4 of 283 comments (clear)

  1. Docks by ozmanjusri · · Score: 5, Interesting
    It would be a great time to develop a standards-based dock/charger platform so we could drop our phones/tablets into an adaptor and have them display on a large monitor and accept standard USB peripherals.

    That would really shake up the Wintel alliance.

    --
    "I've got more toys than Teruhisa Kitahara."
  2. Re:Give ARM a chance. by PCM2 · · Score: 5, Interesting

    How much more mainstream can it get? ARM is everywhere. It's in your iPhone -- probably every single phone out there, actually -- in tablets, in NAS boxes, in DVD players... countless applications. If you mean it should compete with Intel CPUs for PC processors, on the other hand, one impediment may be that ARM is (at least at present) a 32-bit architecture.

    --
    Breakfast served all day!
  3. Re:Does it have 64-bit addressing? by forkazoo · · Score: 5, Interesting

    32-bit addressing was seriously impressive in 1987, compared to Acorn's then-current machine with 32KB, including video memory. But now even smartphones are starting to come with 512MB, 1GB of memory. Does ARM have a strategy for getting past 4GB?

    From what I understand, the A15 will support 40 bit physical addressing. So far, I'm not certain if that's segmented, or sane. I heard a claim that in a multicore setup, different cores might be configured with distinct memory controllers so that the various cores need not address strictly the same 40b worth of memory, enabling some sort of NUMA setup. Dunno if that will ever happen in practice. 1 TB RAM is likely to be sufficient for the commercially relevant life of the CPU.
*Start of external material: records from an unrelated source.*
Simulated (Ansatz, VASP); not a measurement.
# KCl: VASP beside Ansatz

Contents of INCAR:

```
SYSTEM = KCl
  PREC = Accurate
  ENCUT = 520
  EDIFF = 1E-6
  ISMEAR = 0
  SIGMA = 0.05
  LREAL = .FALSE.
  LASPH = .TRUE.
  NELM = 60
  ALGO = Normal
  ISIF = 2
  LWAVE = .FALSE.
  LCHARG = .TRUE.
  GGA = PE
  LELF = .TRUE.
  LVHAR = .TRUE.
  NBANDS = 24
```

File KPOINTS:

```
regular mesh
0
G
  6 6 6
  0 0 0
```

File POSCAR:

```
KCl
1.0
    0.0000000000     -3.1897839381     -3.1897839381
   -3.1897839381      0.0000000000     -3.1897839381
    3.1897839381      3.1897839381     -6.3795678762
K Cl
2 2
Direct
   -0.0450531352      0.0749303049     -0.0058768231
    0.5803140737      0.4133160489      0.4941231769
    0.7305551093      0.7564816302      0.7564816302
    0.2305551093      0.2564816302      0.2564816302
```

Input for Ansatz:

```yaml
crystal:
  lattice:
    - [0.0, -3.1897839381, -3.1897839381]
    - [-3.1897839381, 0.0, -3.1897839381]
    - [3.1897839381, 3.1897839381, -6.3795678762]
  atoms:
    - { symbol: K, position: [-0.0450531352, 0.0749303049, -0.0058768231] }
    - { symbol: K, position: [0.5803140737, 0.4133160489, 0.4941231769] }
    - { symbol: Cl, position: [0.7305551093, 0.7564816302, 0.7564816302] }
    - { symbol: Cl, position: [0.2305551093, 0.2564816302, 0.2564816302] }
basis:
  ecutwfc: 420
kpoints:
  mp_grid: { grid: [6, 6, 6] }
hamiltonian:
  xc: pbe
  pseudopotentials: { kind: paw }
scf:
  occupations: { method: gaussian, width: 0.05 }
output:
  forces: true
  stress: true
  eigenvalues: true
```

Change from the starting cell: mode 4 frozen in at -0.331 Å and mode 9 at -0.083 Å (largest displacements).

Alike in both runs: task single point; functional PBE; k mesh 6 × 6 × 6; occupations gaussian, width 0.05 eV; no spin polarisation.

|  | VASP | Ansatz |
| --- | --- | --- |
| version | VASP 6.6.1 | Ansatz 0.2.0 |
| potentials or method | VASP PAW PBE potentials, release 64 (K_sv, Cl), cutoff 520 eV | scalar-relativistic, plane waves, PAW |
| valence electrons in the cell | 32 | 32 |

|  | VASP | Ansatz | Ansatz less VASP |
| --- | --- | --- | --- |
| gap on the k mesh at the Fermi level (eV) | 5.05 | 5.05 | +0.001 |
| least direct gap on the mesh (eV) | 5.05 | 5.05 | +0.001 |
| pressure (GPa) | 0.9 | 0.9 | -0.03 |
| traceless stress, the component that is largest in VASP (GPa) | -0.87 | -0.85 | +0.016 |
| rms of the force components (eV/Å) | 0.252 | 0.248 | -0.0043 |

  4. Multicore ARM and suboptimal instruction sets by Anonymous Coward · · Score: 5, Interesting

    I'm currently working with several concurrency development groups within the SUNY system; we are partnered with Oracle, Google, and IBM as well as a few others. Upon mention of ARM not a single co-worker has been able to resist going into rant mode about the lack of reasonably quick CAS and LL/SC implementations. Further, barriers and fences apparently take so long to establish that to fake a CAS you are looking at three to six hundred cycles compared to about a dozen for current generation i7's and SPARCs (optimistic CASing). Can anyone speak to the implementation of the features on this new chip?